# Harness Design

This document explains how the fuzzing harness works - the design decisions behind replacing Apache's network I/O layer with in-memory filters. For Apache internals background, see the [Apache Internals](../apache-internals/README.md) guide. For the fuzzing engine and protobuf integration, see [Fuzzing Engines](fuzzing-engines.md).

## Goal

Feed arbitrary bytes to Apache's full request processing pipeline - HTTP parsing, hook phases, module handlers, filter chains - without network I/O. The harness needs to be fast enough for coverage-guided fuzzing (thousands of executions per second) while running the exact same code paths as a production Apache server.

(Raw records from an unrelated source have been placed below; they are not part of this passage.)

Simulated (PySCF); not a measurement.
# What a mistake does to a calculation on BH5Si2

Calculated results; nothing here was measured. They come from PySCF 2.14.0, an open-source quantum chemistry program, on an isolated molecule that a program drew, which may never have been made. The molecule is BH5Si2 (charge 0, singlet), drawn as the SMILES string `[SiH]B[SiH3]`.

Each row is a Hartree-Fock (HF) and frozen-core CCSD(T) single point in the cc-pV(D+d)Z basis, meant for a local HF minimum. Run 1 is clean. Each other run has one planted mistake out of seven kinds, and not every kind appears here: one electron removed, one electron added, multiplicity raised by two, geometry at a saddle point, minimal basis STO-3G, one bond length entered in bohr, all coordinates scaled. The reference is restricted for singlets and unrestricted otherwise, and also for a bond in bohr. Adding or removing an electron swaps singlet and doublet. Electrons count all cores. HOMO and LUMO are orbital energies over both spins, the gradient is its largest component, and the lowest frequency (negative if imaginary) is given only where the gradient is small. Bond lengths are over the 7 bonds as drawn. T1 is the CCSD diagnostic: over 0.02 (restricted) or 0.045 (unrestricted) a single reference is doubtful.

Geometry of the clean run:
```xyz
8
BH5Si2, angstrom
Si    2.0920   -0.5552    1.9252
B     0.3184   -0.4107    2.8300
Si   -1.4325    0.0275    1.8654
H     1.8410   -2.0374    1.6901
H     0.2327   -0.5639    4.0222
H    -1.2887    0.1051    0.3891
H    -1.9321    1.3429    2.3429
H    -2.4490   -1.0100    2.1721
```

## Where the Harness Fits in Apache's Filter Stack

Apache processes all I/O through **filters** - composable functions arranged in a chain, each assigned a **type** that determines its position. Types range from {httpd}`AP_FTYPE_RESOURCE` (content generation, at the top) down to {httpd}`AP_FTYPE_NETWORK` (raw socket I/O, at the bottom). Data flows down through the chain for responses and up for requests. For a full explanation of filter types, bucket brigades, and how to write filters, see [Chapter 7: Filters and Bucket Brigades](../apache-internals/07-filters-buckets.md).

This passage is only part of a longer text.